RAN Innovation: Enabling 5G delivery of IoT, AR, and VR applications
The advent of 5G in the telecommunications industry was top of mind for the 22,000 attendees of the first Mobile World Congress Americas conference, recently hosted in Los Angeles.
5G brings the possibility of virtualizing a radio access network (RAN) and running in an edge cloud.
Cloud computing is also a key factor in transforming the telecom landscape. It offers flexibility, lower total costs, and high service availability but as it stands, the challenge is that current cloud-based networks rely on centralized architecture that cannot cost-effectively support the ultra-low latency and extreme throughput required by IoT and 5G. Those use cases need much higher data throughput per user and low latency for applications. Enter the edge cloud, which distributes cloud capabilities across the network and places computing resources at the network edge where the traffic is. It enables implementation of Cloud RAN, multi-access edge Computing (MEC) and 5G on the edge. Applications that will ride on 5G such as IoT, augmented reality (AR) and virtual reality (VR) will bring additional use cases to host applications at the edge.

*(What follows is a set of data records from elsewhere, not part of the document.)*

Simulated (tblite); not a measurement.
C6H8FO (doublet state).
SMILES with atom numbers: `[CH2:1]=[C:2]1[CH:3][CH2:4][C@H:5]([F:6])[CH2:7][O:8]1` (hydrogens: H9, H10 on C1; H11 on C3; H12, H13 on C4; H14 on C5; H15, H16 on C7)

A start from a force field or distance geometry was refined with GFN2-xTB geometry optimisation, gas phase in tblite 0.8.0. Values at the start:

Bill Cune, vice president of network architecture at Corning Inc., and a speaker at the conference, said he’s talking to a customer who wants to deliver tens of megabits per second simultaneously to every user in a concert hall. “They’re doing that because they want to enable a guest experience that involves virtual reality and have it be a flawless, seamless experience. That type of use-case requirement is what’s driving this RAN innovation because you just simply can’t do that with the way networks have been architected in the past,” he pointed out, adding, “2G to 3G to 4G was really just increasing speed, but 5G is now increasing not only speed, but increasing flexibility. It’s able to support millions of connections, but at a high data rate and high densities. It has to be very controlled.”
Cune describes how the business goal of providing access in major stadiums has gone from building one sector per stadium for voice-only 10 years ago, to now, where every group of 400 seats has its own sector. Because it’s become so dense the RAN needs to be built out differently. He sees it transforming from a cell-centric to a user-centric architecture: “You have antennas every 15 feet and you don’t want to set up antennas for every operator, that’s excessive, so we’ve been really good cornering the distribution antenna systems and converging everything onto one. The implementation of a single radio node that can take the base band from multiple sources in an open environment is going to be a key RAN innovation.”
Along with convergence comes a necessarily more open environment, which is good news for developers. Informed by 5G, John Donovan at AT&T telegraphed this a few years ago when he talked about transforming AT&T from a hardware company to a software company. Cune emphasized, “The hardware will become more flexible, more open, more white box X86 types of solutions. The result? I think software development will become more open. Developers at the big brand vendors will be writing code for more general processor purposes, not just their specific hardware.”
Another benefit to the emerging more open, standardized environment will be that smaller players in the industry will be able to collaborate with the heavy hitters. Cune gives as an example a small company Phluido, Inc. He says, “Corning has been talking to them for years, because they’ve come with up with a very interesting way to do fronthaul, with very low bandwidth requirements. These are guys who thought of a better way to do something, and in the past, the only way they could have had a prayer at getting this adopted would be to maybe go sell themselves, sell something to one of the big brand vendors, or go through the tedious process of getting it standardized. Now you’ve got this open RAN initiative and folks like this can present their ideas. Even companies as small as a two or three person company have a prayer of getting their work adopted. We love what these guys did. There are benefits for us, and without this kind of open system it makes it very difficult for somebody like Phluido for someone like Corning to adopt their technology. If you adopt a technology that is non-standard, you’re on the outside looking in. When the standards are defined by the weight or the mass of the two or three big giants, it creates a dynamic that everyone’s trying to avoid right now.”
Ideally it’s going to get to the point for developers where the network is invisible. “You won’t have to worry as much about the network and available bandwidth, you’ll just write the applications,” Cune predicted. “You won’t be constrained by artificial limitations that sometimes get inserted into the picture by a high latency network.”